Archive for Mean

Great Metal Albums of 1987: Montrose- Mean

Posted in 1980s, Heavy Metal, Heavy Metal and the 1980s, Music, Rock, Uncategorized with tags , , , , , , , , , , on November 24, 2021 by 80smetalman

There is a problem when a band doesn’t put out an album for eleven years, people tend to forget about them. That seemed to be the case with Montrose. Back in the early 1970s, they had a few good albums but their last album before this 1987 album, “Mean,” was in 1976. As for me, I didn’t hear of Montrose until the early 1980s and only because a Marine buddy was into them. Later on, when Sammy Hagar achieved widespread acclaim in the rock world, I discovered that he was in the band in the early 1970s. However, with Sammy’s solo success and then joining Van Halen, I, like so many others, assumed that Montrose had become extinct. Therefore, the “Mean” album came as a pleasant surprise.

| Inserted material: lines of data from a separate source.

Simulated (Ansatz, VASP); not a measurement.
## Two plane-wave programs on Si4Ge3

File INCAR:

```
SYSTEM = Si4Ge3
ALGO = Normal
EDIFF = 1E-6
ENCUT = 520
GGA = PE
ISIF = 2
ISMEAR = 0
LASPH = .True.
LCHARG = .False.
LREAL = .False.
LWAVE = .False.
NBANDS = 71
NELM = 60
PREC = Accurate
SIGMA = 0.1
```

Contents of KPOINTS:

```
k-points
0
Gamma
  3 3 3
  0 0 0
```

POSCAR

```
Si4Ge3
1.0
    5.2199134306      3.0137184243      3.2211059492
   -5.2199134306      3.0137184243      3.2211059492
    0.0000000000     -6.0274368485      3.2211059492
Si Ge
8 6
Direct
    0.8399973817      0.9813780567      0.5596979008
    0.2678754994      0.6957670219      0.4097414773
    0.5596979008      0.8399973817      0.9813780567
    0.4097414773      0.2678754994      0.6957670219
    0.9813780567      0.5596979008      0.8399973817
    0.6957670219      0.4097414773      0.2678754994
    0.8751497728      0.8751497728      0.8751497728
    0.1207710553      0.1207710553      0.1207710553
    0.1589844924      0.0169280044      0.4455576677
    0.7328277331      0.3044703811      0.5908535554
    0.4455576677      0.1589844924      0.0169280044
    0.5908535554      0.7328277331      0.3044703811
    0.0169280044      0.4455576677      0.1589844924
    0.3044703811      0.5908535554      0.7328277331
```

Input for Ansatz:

It has been said that “Mean” is more in the glam metal fashion and different from the Montrose of the early to mid 1970s. While that’s probably true, I’ll have to listen to a Montrose album or two for confirmation, all I know is that when listening to “Mean,” I very much like what I hear. One thing Ronnie Montrose hadn’t forgotten to do was wail on a guitar. He does it very well throughout the album. Furthermore, the rest of the band are able to keep up with him.

“Mean” starts off with the best track on the album, “Don’t Damage the Rock.” This is a high energy rocker and Ronnie dominates with his guitar. But Johnny Edwards turns in a great vocal performance as well. Fortunately, even though the opener is my favourite track, the rest of the album doesn’t deteriorate after it. Linking past with present, when I hear “Pass It On,” I can easily imagine Sammy singing on the tune as it fits his style. However, Edwards is his own singer so while the song reeks of Sammy, Johnny delivers a sound vocal performance and Ronnie’s guitar adds flavour to it as well.

While I wouldn’t call it a Ronnie solo album, he is the principal component to the album. His guitar stamps it’s authority with its acoustic intro on “Hard Headed Woman” and some great guitar work on “M for Machine” and “Ready, Willing and Able.” But what I found interesting about the album is that it comes out smoking on the first three songs, levels off a bit on the middle three songs and goes out on a big high on the final three songs. “Man of the Hour” is a great rocking song, which any 80s heavy metal band would have been proud to have recorded. A cool guitar riff heralds in “Flesh and Blood.” This song could out-Kiss KISS. It sounds exactly like what KISS would have done back in the 1970s, except Ronnie plays a blinder of a guitar solo. Maybe they should have taken note here instead of chasing trends. “Stand” is an excellent closer.

Track Listing:

  1. Don’t Damage the Rock
  2. Game of Love
  3. Pass It On
  4. Hard Headed Woman
  5. M is for Machine
  6. Ready, Willing and Able
  7. Man of the Hour
  8. Flesh and Blood
  9. Stand
Ronnie Montrose

Ronnie Montrose- guitars

Johnny Edwards- vocals

Glenn Letsch- bass

James Kottack- drums

Note: The only photos of Montrose I could find on the net are back when Sammy was in the band.

“Mean” would be the only album put out by this line up. The other members would go onto to other bands and create history there while Ronnie would attempt a solo career. This begs the question: If the band had stuck around, could they have gone onto the achieve greatness? This album suggested that they could have.